Ramon Lopez/WASHINGTON DCJulian Moxon/BRUSSELS

DELTA AIR LINES chairman Ronald Allen, speaking as initial anti-trust immunity was granted for his airline's alliance with Swissair and Sabena, has called for the European Union (EU) to move "boldly and swiftly" towards a full open-skies deal with the USA.

Speaking to the European Aviation Club in Brussels on 22 May, Allen welcomed the "amazing" progress made in liberalising European air transport over the past three years.

He is optimistic that a US-European open-skies deal can be forged. "We are delighted that the EU Council of Ministers will consider a broad mandate for the Commission to begin liberalisation talks with the USA", he says.

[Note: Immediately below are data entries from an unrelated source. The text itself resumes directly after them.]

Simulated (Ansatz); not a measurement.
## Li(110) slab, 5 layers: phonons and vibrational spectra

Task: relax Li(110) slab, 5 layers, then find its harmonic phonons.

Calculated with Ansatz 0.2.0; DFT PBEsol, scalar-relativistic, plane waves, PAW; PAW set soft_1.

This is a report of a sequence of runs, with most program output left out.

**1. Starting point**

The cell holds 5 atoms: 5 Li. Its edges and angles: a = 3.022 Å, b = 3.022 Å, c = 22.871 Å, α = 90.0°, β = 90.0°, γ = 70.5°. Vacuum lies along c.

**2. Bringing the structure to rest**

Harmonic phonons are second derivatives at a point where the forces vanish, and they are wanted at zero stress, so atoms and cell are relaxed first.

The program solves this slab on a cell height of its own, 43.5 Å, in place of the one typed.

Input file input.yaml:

Delta has received initial approval from the US Department of Transport (DoT), granting anti-trust immunity for an expansion of its relationship with Austrian Airlines, Sabena and Swissair, with which it already has codesharing agreements. Full approval is expected during June.

US President Bill Clinton's Administration has placed some restrictions on the immunity, which remains in effect for five years. The carriers must withdraw from all International Air Transport Association tariff-conference activities affecting prices between Austria and the USA, Belgium and Switzerland and for some other markets.

Allen says that this approval, and the signature on 23 May of the US-German open-skies accord, will serve as a "welcome catalyst" to broader EU-US co-operation. "The EU can no longer sit and watch its members open their markets to US airlines without taking action," he adds. "As always, free-market forces are pushing Government officials to respond."

He claims that the need for US cabotage (the freedom for carriers to operate services within other countries), although politically fraught, is "largely irrelevant", having been "-essentially replaced" by codesharing agreements. He says that the issue's potential to disrupt the talks "-greatly outweighs any commercial benefit realised by a US or European carrier".

The deal with the three EU carriers, says Allen, will enable the "Atlantic Excellence" alliance to serve around 300 cities with 3,513 weekly flights and 675 aircraft.

With the Lufthansa/United alliance already granted anti-trust immunity, the last of the current round of applications under DoT review is from American and Canadian Airlines International. Approval is expected shortly.